Yesterday we lost a pillar of the scholarly community. John Hope Franklin, Professor Emeritus of History and at Duke University and Professor of Legal History at Duke Law School, passed away on March 25. Franklin was the rock of the modern African-America studies movement, an award-winning author and researcher, and a member of the NAACP Legal Defense fund led by Thurgood Marshall that litigated the Brown v. Board of Education case.
Franklin was the first Black to hold an endowed chair at Duke and the first Black President of the American Historical Association. President Barack Obama offered the following comment: ''Dr. Franklin will be deeply missed, but his legacy is one that will surely endure.'' The New York Times has run a powerful obituary that may be read here.
His seminal text, From Slavery to Freedom, was required reading for many an undergraduate. I remember distinctly the first time I opened the text and felt the harsh legacy of slavery come alive. It is a text as crisp as it is informative and perhaps the greatest text on slavery yet written. Franklin was a prolific scholar, publishing some of the greatest texts on slavery.

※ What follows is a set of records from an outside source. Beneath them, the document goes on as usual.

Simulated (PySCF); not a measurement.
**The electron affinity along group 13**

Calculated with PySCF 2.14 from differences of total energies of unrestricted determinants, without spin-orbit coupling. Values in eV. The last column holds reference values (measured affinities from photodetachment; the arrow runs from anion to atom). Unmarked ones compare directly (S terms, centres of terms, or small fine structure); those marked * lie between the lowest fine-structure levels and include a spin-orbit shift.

Although I never had the privilege of meeting Dr. Franklin, I feel in some small part guided by his attention to detail and his passionate pursuit of justice. Franklin told the Associated Press in 1995: ''I want to be out there on the firing line, helping, directing or doing something to try to make this a better world, a better place to live."
These are words we can all take to heart. In studying the law, and hip-hop's relationship to it are not we simply looking for a way to make the world better? Should not the goal of activism, scholarship, and thought be to make the world a better place to live? Dr. Franklin walked the walk and along that journey he taught many of us what it meant to be a scholar and what we could do to make our position in the world one of activism and struggle.